Have you ever heard the word “blessing” more than when you
are having and/or have had a baby? I’m
telling you, no. (But I am open to a challenge). So, lets mix it up.
I am “blessed” regularly in a certain way that I am just
finding words for. A space and place that is often overlooked, and certainly
not honored in a public or systematic way.
Friends without babies staying close. And even more, friends longing for
babies but are still committed to staying close. Close enough that I get to hear that side of
it and be called back to the Beatitude blessing that we humans resist with all
our might.
And close enough that I get to see these friends hold Maisey
with joy.
I remember the work, the holy and hard work, on that side of
it.
I spent many powerful moments on that side of it. That side of wanting a child, of holding a
child, of losing a child. Strangely, on
this side of it, I miss something of that side.

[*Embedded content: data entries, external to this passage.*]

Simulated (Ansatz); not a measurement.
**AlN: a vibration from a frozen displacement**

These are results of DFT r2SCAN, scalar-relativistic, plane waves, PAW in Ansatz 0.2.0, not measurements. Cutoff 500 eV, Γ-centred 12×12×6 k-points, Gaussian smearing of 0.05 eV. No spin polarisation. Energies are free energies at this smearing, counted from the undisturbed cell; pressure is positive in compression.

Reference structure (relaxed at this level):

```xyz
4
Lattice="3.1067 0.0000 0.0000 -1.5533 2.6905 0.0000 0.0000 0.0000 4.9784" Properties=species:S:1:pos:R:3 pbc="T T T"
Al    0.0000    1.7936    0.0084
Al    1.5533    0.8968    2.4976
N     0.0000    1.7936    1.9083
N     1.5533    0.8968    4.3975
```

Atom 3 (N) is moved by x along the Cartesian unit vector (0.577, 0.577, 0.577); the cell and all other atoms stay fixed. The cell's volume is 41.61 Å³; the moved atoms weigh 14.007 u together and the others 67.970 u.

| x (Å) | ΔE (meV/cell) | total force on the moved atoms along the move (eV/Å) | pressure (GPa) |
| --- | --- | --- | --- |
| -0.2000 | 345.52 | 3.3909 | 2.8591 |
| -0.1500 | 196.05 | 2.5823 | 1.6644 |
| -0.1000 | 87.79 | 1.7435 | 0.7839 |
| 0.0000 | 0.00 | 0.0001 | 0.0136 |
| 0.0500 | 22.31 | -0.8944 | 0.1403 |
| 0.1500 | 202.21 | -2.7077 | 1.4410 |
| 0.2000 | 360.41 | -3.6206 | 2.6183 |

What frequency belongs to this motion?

And it is not the sad addiction to darkness that can often creep in
after many years of trouble.
Especially now, on this side of it, I see my friends on that
side of it know something intimately
I do not. At a minimum they know how precious it is to hold this
little life in my arms and heart. And at
its deepest ends they know what it is to long, desire, and to not be ashamed of
it. And so I am not ashamed to admit
that sometimes on this side of it, I forget the many years and moments on that
side of it.
They bless by not living in spite of the want, but more
fully because of the want. Is it
possible, to live more fully because
of an honored, unmet desire? But
you, brave beauties, keep me honest. And
whole. You keep me centered and mentor me in the ways of longing and
meaning. You testify to me of the
goodness that is in my life and the answer to prayer that Maisey is. You keep me hoping, dreaming, and believing
for more of God and less of that. Even
when that is so very good. (And
adorable, in fact).
Which, quite honestly, is quite a bit more valuable than
mom-to-mom’s about which diapers to buy.
PS: Not all my friends that don’t have kids want
kids. Lets go ahead
and state the obvious that that is not just okay – that that is a blessing too.